Ticket #539 (closed defect: fixed)

Opened 4 years ago

Last modified 3 weeks ago

munin-update and cron can cause gaps in graphs on large infrastructures

Reported by: holoway Assigned to: snide
Priority: high Milestone: Munin 2.0
Component: master Version:
Severity: critical Keywords:
Cc:

Description

As munin is currently architected, if munin-cron does not finish in < 5 minutes, you will have gaps in your graphs (universally) for the next 5 minute period. The first workaround to this problem is breaking munin-cron into two steps; one for munin-node and munin-limits, the other for munin-graph and munin-html. This solves the issue in the 90% case, as making the graphs takes far more time (normally) than munin-update does.

However, in a sufficiently large infrastructure, you will probably have some nodes in distress. In this case, a single node may take more than 5 minutes to respond in munin-update... and still blocking out the next 5 minute period in the graphs.

To solve this problem, I propose a few changes to munin:

1. We should make the poller (munin-cron) no longer run from cron. This will solve the issue of Cron outsmarting the poller. In it's place, we should have a well timed daemon that handles munin's polling and update tasks.

2. We should make munin-update have a per-node lock, instead of a single global lock. This will enable munin-update to run multiple times in parallel, with only slow-responding nodes being afflicted with gaps in the graphs (as opposed to the entire infrastructure.)

Thoughts?

Change History

11/12/07 16:17:46 changed by janl

  • owner changed from nobody to janl.
  • status changed from new to assigned.

We have planned architectural enhancements that will fix this.

Nicolai

(follow-up: ↓ 3 ) 15/01/08 10:42:47 changed by janl

  • status changed from assigned to new.

There is a fork of munin addressing this (Moonin), it will be integrated with munin.

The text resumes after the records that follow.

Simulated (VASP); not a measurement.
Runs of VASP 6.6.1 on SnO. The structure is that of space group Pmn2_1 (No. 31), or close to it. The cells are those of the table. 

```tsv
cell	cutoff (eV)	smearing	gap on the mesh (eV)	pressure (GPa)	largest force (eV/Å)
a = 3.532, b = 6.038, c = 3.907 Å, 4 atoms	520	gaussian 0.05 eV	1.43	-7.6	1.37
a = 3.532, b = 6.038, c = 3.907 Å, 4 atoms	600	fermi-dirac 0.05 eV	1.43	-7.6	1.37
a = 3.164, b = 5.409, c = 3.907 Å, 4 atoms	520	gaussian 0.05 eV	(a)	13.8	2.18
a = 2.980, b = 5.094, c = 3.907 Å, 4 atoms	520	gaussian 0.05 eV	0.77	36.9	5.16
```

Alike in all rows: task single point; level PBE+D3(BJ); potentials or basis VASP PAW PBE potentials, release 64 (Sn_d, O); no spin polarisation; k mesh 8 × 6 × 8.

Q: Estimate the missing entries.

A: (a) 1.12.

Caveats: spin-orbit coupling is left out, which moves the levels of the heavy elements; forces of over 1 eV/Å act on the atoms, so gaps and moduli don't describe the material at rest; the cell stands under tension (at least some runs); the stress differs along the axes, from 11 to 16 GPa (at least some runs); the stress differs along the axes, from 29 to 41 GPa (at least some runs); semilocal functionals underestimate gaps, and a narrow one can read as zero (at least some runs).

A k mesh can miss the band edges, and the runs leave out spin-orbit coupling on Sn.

(in reply to: ↑ 2 ; follow-up: ↓ 4 ) 21/07/08 19:06:28 changed by do

Replying to janl:

There is a fork of munin addressing this (Moonin), it will be integrated with munin.

I am very interested in moonin. Is there some kind of documentation available for this? Browsing through the svn I did not find anythin :(

thanks.

(in reply to: ↑ 3 ) 29/10/08 22:20:32 changed by btm

Replying to do:

I am very interested in moonin. Is there some kind of documentation available for this? Browsing through the svn I did not find anythin :(

http://github.com/adamhjk/moonin/tree/master

27/02/09 10:43:38 changed by janl

  • owner changed from janl to kjellm.

09/10/09 16:11:30 changed by r4v1

When munin will have a fix for this issue?

As moonin does not provide a documentation respectively i do not find any i would appreciate it, if there comes a solution directly from the munin developers. We do not want to use a third party solution which could probably causes incompatibility with newer munin versions, so the old graphs can not be migrated.

As our local munin installation checks up a hugh amount of servers within their plugins the gaps are going bigger and bigger as more server we are adding new hosts.

Is there a possibility that for example only the munin-graph processes could be splitted in several (parallelized) processes, which can use all cores of the system? We have already splitted the munin-cron in two parts, but the gaps still appears.

21/10/09 00:47:05 changed by janl

  • owner changed from kjellm to janl.
  • version deleted.
  • milestone set to Munin 1.5.

Munin 1.4 will still have this mis-feature. There are two things adressing it though: Better SNMP scalability, and (probably) paralell munin-graph and (probably) more granular locks for munin-update so only slow nodes will be locked out from updating the rrd files.

The more fundamental fixes will come later (spooling nodes and super quick munin-update runs).

05/12/09 00:02:46 changed by janl

  • status changed from new to assigned.
  • milestone changed from Munin 1.5 to Munin 1.4.2.

Note: We'll never be able to coverge Moonin and Munin it seems. It's less work to let munin go its own way, and one thing we do not have enough of is developer time.

We can ensure that munin-update complates in 4.5 minutes by adding a "global" timeout.

14/12/09 10:19:35 changed by janl

  • priority changed from normal to high.

15/12/09 00:21:08 changed by janl

Fix munin_update plugin to autoconf'igure better. Install warning and critical limits in it to warn of slow nodes.

30/12/09 14:40:15 changed by janl

Update to check if trac sends email.

30/12/09 14:47:29 changed by janl

and again

08/03/10 13:16:15 changed by janl

  • milestone changed from Munin 1.4.4 to Munin 1.4.5.

17/01/12 11:21:47 changed by snide

  • owner changed from janl to snide.
  • status changed from assigned to new.
  • milestone changed from Munin 1.4.7 to Munin 2.0.

trunk offers a new timeout code.

17/01/12 11:21:51 changed by snide

  • status changed from new to closed.
  • resolution set to fixed.